This, in the Shiny Sheet:

Beachgoers wore puzzled looks while watching more than 25 children and parents throwing bread into the ocean, without a seagull in sight.

Just before noon on Sunday, the group made the trip from Temple Emanu-El to the Atlantic to cast the bread during a special children’s service for Tashlikh, which means “casting off.” Most sang along the way while remembering sins from the past year.

The service is held on the second day of Rosh Hashanah, the Jewish New Year, and is part of a fresh start for the year.

Cantor Mitchell Martin read scripture before children divided the bread that symbolizes sins to be absorbed by the ocean, never to come back.

I had never heard of this until now.

It brings to mind a couple of Biblical passages (the latter more applicable to Yom Kippur, coming up shortly):

“Cast thy bread upon the waters: for thou shalt find it after many days.” Ecclesiastes 11:1, KJV.
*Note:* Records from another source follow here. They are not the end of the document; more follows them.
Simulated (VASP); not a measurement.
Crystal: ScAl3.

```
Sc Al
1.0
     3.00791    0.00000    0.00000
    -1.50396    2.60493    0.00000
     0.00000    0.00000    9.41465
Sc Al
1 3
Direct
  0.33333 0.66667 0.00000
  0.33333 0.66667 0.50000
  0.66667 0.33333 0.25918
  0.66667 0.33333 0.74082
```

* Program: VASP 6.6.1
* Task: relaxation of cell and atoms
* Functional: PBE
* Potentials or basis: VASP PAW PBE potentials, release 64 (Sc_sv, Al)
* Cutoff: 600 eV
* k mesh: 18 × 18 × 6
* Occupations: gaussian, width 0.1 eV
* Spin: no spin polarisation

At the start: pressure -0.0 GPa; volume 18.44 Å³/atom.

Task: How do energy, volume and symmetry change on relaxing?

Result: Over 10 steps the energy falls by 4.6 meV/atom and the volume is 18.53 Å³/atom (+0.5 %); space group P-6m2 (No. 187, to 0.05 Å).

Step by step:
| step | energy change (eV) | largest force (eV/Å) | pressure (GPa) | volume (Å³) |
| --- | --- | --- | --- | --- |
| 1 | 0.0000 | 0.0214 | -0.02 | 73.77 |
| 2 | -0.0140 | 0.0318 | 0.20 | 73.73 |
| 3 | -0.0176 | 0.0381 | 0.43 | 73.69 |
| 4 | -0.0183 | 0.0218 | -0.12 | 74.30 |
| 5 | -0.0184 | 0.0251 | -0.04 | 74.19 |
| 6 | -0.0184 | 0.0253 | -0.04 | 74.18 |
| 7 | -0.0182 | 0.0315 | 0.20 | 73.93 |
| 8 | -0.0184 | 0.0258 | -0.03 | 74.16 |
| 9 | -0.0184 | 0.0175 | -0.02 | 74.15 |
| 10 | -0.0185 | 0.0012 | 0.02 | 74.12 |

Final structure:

“And it is in the fulfilment of the will of God that we have been purified by the sacrifice, once and for all, of the body of Jesus Christ. Every other priest stands day after day at his ministrations, and offers the same sacrifices over and over again–sacrifices that can never take sins away. But, this priest, after he had offered one sacrifice for sins, which should serve for all time, ‘took his seat at the right hand of God,’ and has since then been waiting ‘for his enemies to be put as a stool for his feet.’” Hebrews 10:10-13, TCNT.